Property crowdfunding platform CrowdToLive has launched a securities crowdfunding offer on Seedrs.
According to the offering page, CrowdToLive’s initial funding target of £400,000 has already been surpassed and is now in overfunding mode, having raised £467,000 from 100 investors.
CrowdToLive is selling equity at a pre-money valuation of £14.8 million. The offering is using the Seedrs nominee structure, EIS qualified as well approved for secondary trading on the Seedrs Market.
Regulated by the UK Financial Conduct Authority, CrowdToLive aims to make it easier for homebuyers to purchase their homes. The platform is a “rent-to-own” marketplace where the “champion” lives in the house and pays the rent while the investors receive the rent.
One example of an offering listed on the platform indicates an estimated annual return for investors of 9.7%, including a 6% annual rental yield.
There is also secondary trading for investors interested in selling their ownership in backed homes.

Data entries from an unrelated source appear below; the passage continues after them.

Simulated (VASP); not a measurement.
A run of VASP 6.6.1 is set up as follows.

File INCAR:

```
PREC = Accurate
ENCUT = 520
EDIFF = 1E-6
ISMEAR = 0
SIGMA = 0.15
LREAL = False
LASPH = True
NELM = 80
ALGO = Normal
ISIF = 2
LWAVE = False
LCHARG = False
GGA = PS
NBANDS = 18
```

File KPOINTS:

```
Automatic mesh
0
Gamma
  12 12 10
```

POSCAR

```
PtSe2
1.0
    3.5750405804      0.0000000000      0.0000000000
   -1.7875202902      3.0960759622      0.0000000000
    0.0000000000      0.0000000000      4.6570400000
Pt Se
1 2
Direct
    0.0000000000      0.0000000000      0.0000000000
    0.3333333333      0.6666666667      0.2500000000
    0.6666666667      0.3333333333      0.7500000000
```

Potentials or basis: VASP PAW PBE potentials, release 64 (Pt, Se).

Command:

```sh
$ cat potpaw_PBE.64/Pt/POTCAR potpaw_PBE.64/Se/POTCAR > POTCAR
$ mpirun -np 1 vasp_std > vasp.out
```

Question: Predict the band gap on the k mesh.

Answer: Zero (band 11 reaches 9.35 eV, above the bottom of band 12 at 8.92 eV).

CrowdToLive effectively competes with banks or other mortgage providers that require borrowers to surpass a high bar to be able to get a loan. CrowdToLive states that it is “committed to helping home buyers move into their dream homes debt-free and allowing investors to generate stable income without the stress involved in tenancy management.”
CrowdToLive generates its revenue by charging a 3% upfront fee on each transaction as well as 2% on the rent charged each month. There is also an exit fee of 1% paid by the homebuyer every time their ownership increases.
The securities offering is live for the next four weeks.